Koree Woodley-Adjei ’20 sings at her high school graduation.
Musical Theatre to Take Center Stage for Freshman
MCLA is pleased to offer this story, part of a series of student profiles about our Class of 2020. We are proud to introduce just a few of the many accomplished and diverse students who belong to this distinctive group, as we discover more about them, their hopes, their dreams, and their goals for the future as they begin their MCLA careers.
For the past four years, Koree Woodley-Adjei ’20 of New York City, N.Y., has been an active member of the Harlem Vocal Ensemble. At MCLA, she looks forward to joining the Allegrettos a cappella group, the sign language and filmmaking clubs, the Black Student Union, and maybe even the women's lacrosse team!
Although that might seem like a lot, this fine and performing arts major says she’s used to spreading herself thin: as part of the Harlem Vocal Ensemble, she served as a section leader, co-musical director and choreographer. As a student at the Harlem School of the Arts, she participated in dance, music, theatre, sculpting, photography and also poetry, which she continues to write.
Woodley-Adjei also served on the spoken word committee in her church, and played goalie on her high school lacrosse team. At MCLA, she looks forward to learning more about music, including its history. Concentrating on music also will allow her to play the piano, she said.
As a high school student, “The arts allowed me to express myself in ways common core subjects couldn’t,” Woodley-Adjei explained. “Being on stage and performing in front of large crowds has allowed me to accept myself and become completely exposed and open to others.”
While she originally planned to attend another school, once she visited MCLA, “I fell in love and didn’t want to leave. … I plan to allow my bubbly personality to shine through.”
After college, she envisions herself in Broadway musicals. She attended the Bank Street Summer Camp: Musical Theatre and played a goddess in the musical Once on this Island. As part of the Aquila Shakespeare Theatre Company, she participated in a production of Romeo and Juliet.

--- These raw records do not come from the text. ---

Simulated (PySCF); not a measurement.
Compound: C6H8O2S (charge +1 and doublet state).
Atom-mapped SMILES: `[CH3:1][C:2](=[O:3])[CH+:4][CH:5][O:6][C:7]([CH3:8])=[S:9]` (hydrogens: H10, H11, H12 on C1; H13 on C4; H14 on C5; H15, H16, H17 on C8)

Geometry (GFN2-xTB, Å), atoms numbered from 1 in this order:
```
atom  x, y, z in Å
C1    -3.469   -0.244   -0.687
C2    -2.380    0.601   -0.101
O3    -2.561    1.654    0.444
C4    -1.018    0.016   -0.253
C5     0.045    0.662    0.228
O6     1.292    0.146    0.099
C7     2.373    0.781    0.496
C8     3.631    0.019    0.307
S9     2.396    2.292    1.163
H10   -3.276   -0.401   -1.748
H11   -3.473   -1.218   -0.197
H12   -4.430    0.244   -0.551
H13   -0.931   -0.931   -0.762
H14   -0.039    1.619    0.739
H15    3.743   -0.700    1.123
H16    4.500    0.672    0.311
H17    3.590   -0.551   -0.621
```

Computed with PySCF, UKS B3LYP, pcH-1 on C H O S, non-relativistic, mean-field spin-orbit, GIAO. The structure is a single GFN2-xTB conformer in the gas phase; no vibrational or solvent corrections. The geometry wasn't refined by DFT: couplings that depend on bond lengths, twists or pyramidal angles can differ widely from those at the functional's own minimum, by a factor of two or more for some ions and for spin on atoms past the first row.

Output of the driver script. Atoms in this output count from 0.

Eventually, she’d like to create a musical theatre company in Harlem for youth aged 7 to 21.
Many schools in New York City – especially public schools – don’t teach children to be themselves outside of math, science and history, she explained. By building a musical theatre company, Woodley-Adjei aims to allow those who aren’t able to express themselves through traditional coursework to utilize the arts to show the world who they are.
At MCLA, she looks forward to “really seeing who I am. … College changes people for the best, and I know I will become a better person.”
Although she loves New York City with its many different cultures, ethnicities, languages and opportunities, she looks forward to the change of pace North Adams will provide, and to meeting the people who live here.
“People say, ‘Good things come in small packages,’” she said. “I believe that North Adams will have great opportunities for me.”